Read data in parallel#

DBReader can read data in multiple parallel connections by passing Teradata.ReadOptions(num_partitions=..., partition_column=...).

In the example above, Spark opens 10 parallel connections, and data is evenly distributed between all these connections using expression HASHAMP(HASHBUCKET(HASHROW({partition_column}))) MOD {num_partitions}. This allows sending each Spark worker only some piece of data, reducing resource consumption. partition_column here can be table column of any type.

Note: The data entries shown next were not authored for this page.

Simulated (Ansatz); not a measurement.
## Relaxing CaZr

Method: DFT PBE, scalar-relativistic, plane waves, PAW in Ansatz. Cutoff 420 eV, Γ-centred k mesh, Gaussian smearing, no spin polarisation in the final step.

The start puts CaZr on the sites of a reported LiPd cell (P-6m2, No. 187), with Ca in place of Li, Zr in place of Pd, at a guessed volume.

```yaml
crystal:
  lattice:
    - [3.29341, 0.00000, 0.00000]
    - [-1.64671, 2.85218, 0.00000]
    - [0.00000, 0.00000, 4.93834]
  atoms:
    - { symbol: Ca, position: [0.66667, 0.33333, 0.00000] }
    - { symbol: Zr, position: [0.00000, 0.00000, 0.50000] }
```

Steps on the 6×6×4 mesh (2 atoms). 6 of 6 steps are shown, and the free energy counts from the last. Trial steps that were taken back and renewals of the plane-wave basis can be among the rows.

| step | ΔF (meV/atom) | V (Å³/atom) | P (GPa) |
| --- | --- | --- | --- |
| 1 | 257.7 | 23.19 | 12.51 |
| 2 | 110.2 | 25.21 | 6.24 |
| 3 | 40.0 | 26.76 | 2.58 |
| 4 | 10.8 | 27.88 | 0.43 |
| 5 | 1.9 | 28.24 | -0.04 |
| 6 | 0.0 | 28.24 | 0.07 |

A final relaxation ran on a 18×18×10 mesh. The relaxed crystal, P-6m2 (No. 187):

It is also possible to use partitioning_mode="mod" or partitioning_mode="range", but in this case partition_column have to be an integer, should not contain NULL, and values to be uniformly distributed. It is also less performant than partitioning_mode="hash" due to Teradata HASHAMP implementation.

Do NOT use TYPE=FASTEXPORT#

Teradata supports several different connection types:
  • TYPE=DEFAULT - perform plain SELECT queries

  • TYPE=FASTEXPORT - uses special FastExport protocol for select queries

But TYPE=FASTEXPORT uses exclusive lock on the source table, so it is impossible to use multiple Spark workers parallel data read. This leads to sending all the data to just one Spark worker, which is slow and takes a lot of RAM.

Prefer using partitioning_mode="hash" from example above.

Options#

pydantic model onetl.connection.db_connection.jdbc_connection.options.JDBCReadOptions#

Spark JDBC reading options.

Note

You can pass any value supported by Spark, even if it is not mentioned in this documentation. Option names should be in camelCase!

The set of supported options depends on Spark version. See link above.

Examples

Read options initialization

options = JDBC.ReadOptions(
    partition_column="reg_id",
    num_partitions=10,
    lower_bound=0,
    upper_bound=1000,
    customOption="value",
)
field partition_column: str | None = None (alias 'partitionColumn')#

Column used to parallelize reading from a table.

Warning

It is highly recommended to use primary key, or at least a column with an index to avoid performance issues.

Note

Column type depends on partitioning_mode.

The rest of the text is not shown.